Find your own way
The lack of a navigation system is a strange oversight in the otherwise-solid 2018 Toyota C-HR
It doesn't rain much harder and heavier than it did on the day Toyota introduced its new C-HR small crossover to Canadian roads. Water slammed into the asphalt and poured in rivers across the highway. Ditches filled to the brim. Wipers stayed on double-speed.
I peered into the grey ahead and saw a row of barrels and tape across the road, blocking the route. There was a detour, but I was following a turn-by-turn route book to get to a race track; the detour would throw the directions off completely. A map would help, but the only map I had was on my smartphone.

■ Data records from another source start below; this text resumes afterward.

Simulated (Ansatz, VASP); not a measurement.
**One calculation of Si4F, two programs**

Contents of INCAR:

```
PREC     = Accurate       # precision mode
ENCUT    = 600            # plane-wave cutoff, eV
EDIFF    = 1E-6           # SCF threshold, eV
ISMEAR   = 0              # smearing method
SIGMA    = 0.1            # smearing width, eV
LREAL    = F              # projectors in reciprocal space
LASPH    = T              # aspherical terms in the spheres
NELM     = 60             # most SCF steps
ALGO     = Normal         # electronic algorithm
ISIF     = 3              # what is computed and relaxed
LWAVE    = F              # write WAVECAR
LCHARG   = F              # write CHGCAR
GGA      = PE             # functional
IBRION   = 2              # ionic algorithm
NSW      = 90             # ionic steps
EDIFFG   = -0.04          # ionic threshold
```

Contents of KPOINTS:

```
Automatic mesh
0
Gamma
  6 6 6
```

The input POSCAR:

The C-HR does not come with navigation and there's no option to include it. Worse, it does not come with Apple CarPlay or Android Auto, which would enable me to show my phone's display on the car's screen. So I typed in the destination on my iPhone and my passenger held it while it talked us through the zig-zag of country roads to Ste.-Eustache. Toyota says navigation is not an option because the C-HR is aimed at young urban hipsters – "sensation seekers", the company calls them – and they all have phones with navigation already loaded. Which is true, but everyone is trying to get those phones out of people's hands while they drive, and young people like to follow spoken map directions. Sure, you can buy a suction-cup holder for the phone or lay it on the seat, but you shouldn't need to do this with a 2018 model.
The route Siri led us on would have been scenic if the rain hadn't lashed down so relentlessly. Fortunately, the C-HR (which stands for Compact High Rider) is surefooted, thanks to its platform being built on Toyota's stiff New Global Architecture – like the latest Prius – and much care being given to its suspension.
There is no all-wheel-drive option, however, unlike its Honda HR-V and Mazda CX-3 competition. Toyota says there's no demand for it from those urban hipsters. They're more concerned about style and affordability than slippery-surface traction.
The C-HR is smaller than Toyota's best-selling RAV4, with about half the total cargo capacity. The rear doors, with their funky Veloster-high handles, don't open very wide, but few hipsters will care and there's lots of headroom throughout. The seats fold flat in a 60/40 split, and the rear hatch-like door opens nearly all the way across.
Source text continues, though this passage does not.